RESPONDING TO the Punjab government’s contention that far cheaper versions of the tree-pruning machine were available in India than the one bought by the Mohali Municipal Corporation from a foreign manufacturer at a cost of Rs 1.8 crore, Mayor Kulwant Singh has said that then politicians and bureaucrats across the country should opt for Tata Nanos or Ambassadors.
“If the argument of the respondents holds, then all politicians and bureaucrats, serving the Union or state, are entitled to Indian make Tata Nano or Ambassador car whereas almost every official in the country is seen using a foreign make or a foreign-brand vehicle, with the argument that is being raised by the respondents, an enquiry should be marked as to why such officials do not use machines of Indian make,” he said in response to the government’s allegations against him of causing loss to the state exchequer.

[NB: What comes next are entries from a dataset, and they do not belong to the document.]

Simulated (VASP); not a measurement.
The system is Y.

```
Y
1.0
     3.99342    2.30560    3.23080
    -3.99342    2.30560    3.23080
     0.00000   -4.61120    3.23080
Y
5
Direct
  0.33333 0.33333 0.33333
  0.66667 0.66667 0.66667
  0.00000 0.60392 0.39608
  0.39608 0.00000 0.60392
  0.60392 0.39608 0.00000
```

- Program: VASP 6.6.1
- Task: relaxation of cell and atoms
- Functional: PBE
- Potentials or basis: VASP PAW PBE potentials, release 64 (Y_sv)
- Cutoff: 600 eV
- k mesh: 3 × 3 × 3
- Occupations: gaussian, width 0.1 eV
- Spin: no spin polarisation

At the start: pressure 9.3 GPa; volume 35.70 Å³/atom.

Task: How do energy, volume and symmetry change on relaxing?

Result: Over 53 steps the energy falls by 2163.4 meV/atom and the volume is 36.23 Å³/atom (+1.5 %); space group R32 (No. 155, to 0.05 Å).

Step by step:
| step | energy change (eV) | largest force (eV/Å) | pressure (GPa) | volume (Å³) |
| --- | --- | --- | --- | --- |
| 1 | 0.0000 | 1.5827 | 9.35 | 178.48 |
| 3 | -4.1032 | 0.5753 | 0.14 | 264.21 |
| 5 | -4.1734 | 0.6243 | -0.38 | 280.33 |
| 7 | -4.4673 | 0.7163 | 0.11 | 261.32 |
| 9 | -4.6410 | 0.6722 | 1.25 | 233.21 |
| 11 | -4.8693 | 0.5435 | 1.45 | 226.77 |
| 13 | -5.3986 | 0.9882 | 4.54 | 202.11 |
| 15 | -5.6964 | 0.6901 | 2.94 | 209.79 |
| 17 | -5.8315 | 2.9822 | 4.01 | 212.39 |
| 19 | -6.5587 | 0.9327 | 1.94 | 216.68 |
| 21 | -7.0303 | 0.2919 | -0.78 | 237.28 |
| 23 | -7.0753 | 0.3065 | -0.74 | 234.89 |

Kulwant on Thursday told the Punjab and Haryana High Court that the government had no “authority to give directions to the MC (Muncipal Corporation) SAS Nagar” and the contract for the tree-pruning machine cannot be cancelled by it as the municipal corporation is independent from state control. “The MC SAS Nagar, Mohali, has already been entered into a contract by way of NIT with the supplier and now the fact the machine is lying at the doorstep in case the same is done will amount to breach of contract and the MC shall be liable to pay compensation as also damages to the supplier in case of any default,” said Kulwant in a written submission.
Responding to the government probe into his role in the alleged irregularities in the purchase of the tree-pruning machine, Kulwant has questioned the appointment of the Chief Vigilance Officer, who probed the case, saying there was no formal order for the appointment and the investigator was “in fact a private person”. He also said that the enquiry report had not been made available to him.
“The petitioner does not have the relevant documents to support this claim but submitted that if this court directs the respondents to bring on record the appointment orders of the CVO, it would transpire that till today no such order has been passed,” said Kulwant, adding that the entire allegation against him cannot be relied upon.
Stating that the 50 per cent amount of the machine paid to the contractor has been done in accordance with the terms and conditions mentioned in the tender, Kulwant denied that he has caused any loss either to the exchequer or corporation. He added that the machine is standing on the premises of the supplier at Derabassi and there have been repeated requests from them to fulfil the terms of the contract.
Kulwant has said that there was no “predetermined decision” on the purchase of the machine and the estimate was prepared by the engineering wing of the MC as per rules and he had no information as to how the CVO arrived at the conclusion that machines available in India were of lesser value and what machines were compared with the one bought by the MC.
The mayor further stated that “at no stage did the then commissioner or his successor give any dissenting note or objection to the resolution passed by the House”, adding he had no role in asking the commissioner to delay the process. “Regarding the averment that the same documents were submitted by both the bidders, it is submitted that the petitioner has no role to play in the same nor has he any control over it.”
The High Court is hearing a plea filed by Kulwant against the show cause notice issued to him by the state government as part of the process of his suspension as councillor. The mayor was show caused for buying the machine at inflated prices that resulted in a loss to the exchequer. Kulwant said the amount of Rs 1.80 crore included the price for the tree-pruning machine as well as accessories and the machine was “in fact the machine used by all the developed and first world countries wherein minimum labour is required”.